The notion of the “supergroup” has always held a special fascination for rock fans, who relish the prospect of hearing what top tier artists can achieve when they join forces. True, superstar egos often clash, but when talent and chemistry come together in the right way, the results can be pure magic. Recently, the supergroup concept has taken on a new life – witness the latest entry, SuperHeavy – but through the years many major artists have attempted such projects. Below are 10 supergroups who have done proper justice to the concept.

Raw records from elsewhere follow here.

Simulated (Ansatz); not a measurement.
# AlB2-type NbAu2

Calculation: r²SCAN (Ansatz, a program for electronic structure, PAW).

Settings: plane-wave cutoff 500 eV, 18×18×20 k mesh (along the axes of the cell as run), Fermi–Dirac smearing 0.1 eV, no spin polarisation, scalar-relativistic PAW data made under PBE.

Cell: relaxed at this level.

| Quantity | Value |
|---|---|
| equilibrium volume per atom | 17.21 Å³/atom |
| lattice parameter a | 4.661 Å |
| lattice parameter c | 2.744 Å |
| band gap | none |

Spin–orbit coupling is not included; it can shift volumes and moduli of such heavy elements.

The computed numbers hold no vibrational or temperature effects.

Formed in 1969, in the wake of Cream’s dissolution, Blind Faith at first seemed to push the “supergroup” concept to spectacular heights. Comprised of Eric Clapton, Ginger Baker, Steve Winwood (fresh off his tenure with Traffic) and Rick Grech (formerly of the band, Family), the gifted quartet released just one album, but through the years the disc has attained a prominent place in the rock pantheon. Had Winwood’s ambitions prevailed – he was striving toward something akin to a “rock” version of jazz ensemble – Blind Faith’s legacy might have reached epic proportions.
Rising from the rubble of prog rock, which had been hammered to bits by the punk explosion, Asia boasted a spectacularly talented lineup in the persons of Steve Howe (Yes), John Wetton (King Crimson), Carl Palmer (ELP) and Geoff Downes (The Buggles). Releasing their debut album in 1982, the band scored a massive hit – as well as endless rounds of MTV airplay – with the arena-ready pop song, “Heat of the Moment.” Critics were never enamored of Asia, but the band’s debut remains emblematic of a certain brand of ’80s rock. The group has survived in myriad incarnations through the years.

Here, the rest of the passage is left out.